Where in the state machine interrupts are handled is important because interrupts set the interrupt disable bit, which disables further interrupts from being detected. Our first CPU implementation erroneously checked for the interrupt disable bit after execution when deciding whether to jump to the IRQ vector. As a result, if a BRK instruction occurred (either from software or injected by the IRQ handler), then the interrupt disable bit would be set during execution of that BRK instruction. Then, when it came time to jump to the IRQ vector, interrupts were already disabled, and no action was taken. The solution was to check the interrupt disable bit before instruction execution and act on it after execution.

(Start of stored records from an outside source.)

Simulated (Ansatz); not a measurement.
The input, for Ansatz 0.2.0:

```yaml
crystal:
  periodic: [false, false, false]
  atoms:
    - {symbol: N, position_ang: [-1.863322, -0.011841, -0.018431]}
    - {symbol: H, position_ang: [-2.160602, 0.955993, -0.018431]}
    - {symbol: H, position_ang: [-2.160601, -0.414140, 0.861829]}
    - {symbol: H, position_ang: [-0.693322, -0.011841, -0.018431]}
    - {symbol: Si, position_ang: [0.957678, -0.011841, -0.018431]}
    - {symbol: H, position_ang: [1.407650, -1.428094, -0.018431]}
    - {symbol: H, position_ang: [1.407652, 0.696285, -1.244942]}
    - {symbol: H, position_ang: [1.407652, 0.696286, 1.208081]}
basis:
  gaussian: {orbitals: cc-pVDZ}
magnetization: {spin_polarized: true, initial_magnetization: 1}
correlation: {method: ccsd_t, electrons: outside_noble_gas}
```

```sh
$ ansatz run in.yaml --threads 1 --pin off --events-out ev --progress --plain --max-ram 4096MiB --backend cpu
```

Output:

Most incorrect CPU behavior was discovered through comparisons with the popular FCEUX emulator for computers. It is strongly recommended to use the debugger of this emulator or a similar tool and compare every detail, such as the values of each register after execution, the values written to memory, and the number of instructions run before a particular breakpoint. The number of instructions has been the best tool for comparison because incorrectly executed instructions usually lead to incorrect branches, and thus a different number of instructions execute before a routine ends. It is very unlikely that two CPUs would execute the same number of instructions while only one of them made a fatal error.

## Memory Bus

The emulated memory bus mimics the original very closely, consisting only of 16 bits for addressing and 8 bits for data. There are main devices, which have an address output and may perform reads and writes, and secondary devices, which have an address input and may be written to or read from. Each device has a data-in port and a data-out port. Instead of connecting all memory devices with wires only, each main data-out port is connected to a MUX that delivers data to all secondary devices depending on which main device is trying to read or write. Similarly, each secondary data-out port is connected to a MUX that delivers data to all main devices depending on the address range:



Only the data bus is shown here. The address bus follows a similar layout, but uni-directional.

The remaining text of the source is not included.